For $n=1,2,3,\ldots$, let $$I_n=\int_0^1 \frac{x^{n-1}}{2-x} \,dx.$$ The value taken for $I_1=\ln2$ is $0.6931.$ If the recurrence relation is now used to calculate successive values of $I_n$ we find $I_{12}=-0.0189$ (you are not required to confirm the calculation). Explain carefully both why this cannot be correct and the source of the error, given that all intermediate arithmetical operations have been performed exactly.
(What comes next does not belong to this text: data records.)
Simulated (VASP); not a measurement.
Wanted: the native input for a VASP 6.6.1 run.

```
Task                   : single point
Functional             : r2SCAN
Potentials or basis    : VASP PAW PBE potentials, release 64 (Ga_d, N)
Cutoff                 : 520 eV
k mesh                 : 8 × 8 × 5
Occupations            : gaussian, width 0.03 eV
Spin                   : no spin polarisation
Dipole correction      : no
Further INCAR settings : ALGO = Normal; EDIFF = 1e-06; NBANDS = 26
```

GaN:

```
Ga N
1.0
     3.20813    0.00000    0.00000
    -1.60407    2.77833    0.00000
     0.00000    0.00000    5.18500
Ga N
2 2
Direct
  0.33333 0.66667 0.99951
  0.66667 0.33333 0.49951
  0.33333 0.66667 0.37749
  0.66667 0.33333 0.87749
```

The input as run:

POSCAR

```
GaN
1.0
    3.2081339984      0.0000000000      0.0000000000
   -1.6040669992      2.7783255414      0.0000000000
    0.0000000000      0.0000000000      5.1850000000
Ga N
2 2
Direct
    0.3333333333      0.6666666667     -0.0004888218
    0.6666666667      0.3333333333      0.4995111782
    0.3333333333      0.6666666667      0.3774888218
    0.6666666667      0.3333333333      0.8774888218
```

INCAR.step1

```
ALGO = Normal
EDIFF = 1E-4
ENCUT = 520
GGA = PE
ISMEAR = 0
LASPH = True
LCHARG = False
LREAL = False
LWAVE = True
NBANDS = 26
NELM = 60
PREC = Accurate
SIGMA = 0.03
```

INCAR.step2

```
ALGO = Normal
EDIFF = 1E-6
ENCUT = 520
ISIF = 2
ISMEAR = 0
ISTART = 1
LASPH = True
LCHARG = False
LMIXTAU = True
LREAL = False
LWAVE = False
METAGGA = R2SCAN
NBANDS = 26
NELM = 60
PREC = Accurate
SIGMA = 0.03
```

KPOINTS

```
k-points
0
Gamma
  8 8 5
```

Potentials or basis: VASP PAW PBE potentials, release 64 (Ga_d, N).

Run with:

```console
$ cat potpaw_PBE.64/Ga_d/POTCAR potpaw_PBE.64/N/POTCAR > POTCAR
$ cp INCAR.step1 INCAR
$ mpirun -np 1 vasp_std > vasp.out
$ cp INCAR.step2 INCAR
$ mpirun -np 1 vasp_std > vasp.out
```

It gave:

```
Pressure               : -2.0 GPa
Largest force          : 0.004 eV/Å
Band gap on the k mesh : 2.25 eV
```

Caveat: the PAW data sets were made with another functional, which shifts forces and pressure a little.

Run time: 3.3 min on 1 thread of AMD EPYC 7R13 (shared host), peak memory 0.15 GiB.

I am not sure how to answer the question?
On
Hint:
$$I_n= \int_{0}^1\frac{x^{n-1}}{2-x}dx= \frac{1}{2}\int_0^1 x^{n-1}\left(\frac{1}{1-\frac{x}{2}}\right)dx =\frac{1}{2}\int_0^1 x^{n-1}\left(1+\frac{x}{2}+\frac{x^2}{4}+..+\frac{x^n}{2^n}+...\right)dx $$
$$I_n = \frac{1}{2}\left[\frac{x^n}{n}+\frac{x^{n+1}}{2(n+1)}+...+ \frac{x^{2n}}{2n\cdot2^n}+...\right]^1_0$$
$$I_n= \frac{1}{2}\left(\frac{1}{n}+\frac{1}{2(n+1)}+...+\frac{1}{2n\cdot2^n}+...\right)$$
On
Another hint: Substituting first $t=1-x$ followed by $u=1+t$, and then expanding the numerator via the binomial theorem, the integral becomes:
$$\begin{align} I_{n} &=\int_{0}^{1}\frac{x^{n-1}}{2-x}\,\mathrm{d}x\\ &=\int_{0}^{1}\frac{(1-t)^{n-1}}{1+t}\,\mathrm{d}t\\ &=\int_{1}^{2}\frac{(2-u)^{n-1}}{u}\,\mathrm{d}u\\ &=\int_{1}^{2}\frac{1}{u}\sum_{k=0}^{n-1}\binom{n-1}{k}2^{n-1-k}(-1)^ku^{k}\,\mathrm{d}u\\ &=\sum_{k=0}^{n-1}\binom{n-1}{k}2^{n-1-k}(-1)^k\int_{1}^{2}u^{k-1}\,\mathrm{d}u \end{align}$$
HINT:
For $x\ne2,$$$\frac{x^{n-1}}{2-x}=\frac{x^{n-1}-2x^{n-2}+2x^{n-2}}{2-x}=-2x^{n-2}+\frac{2x^{n-2}}{2-x}$$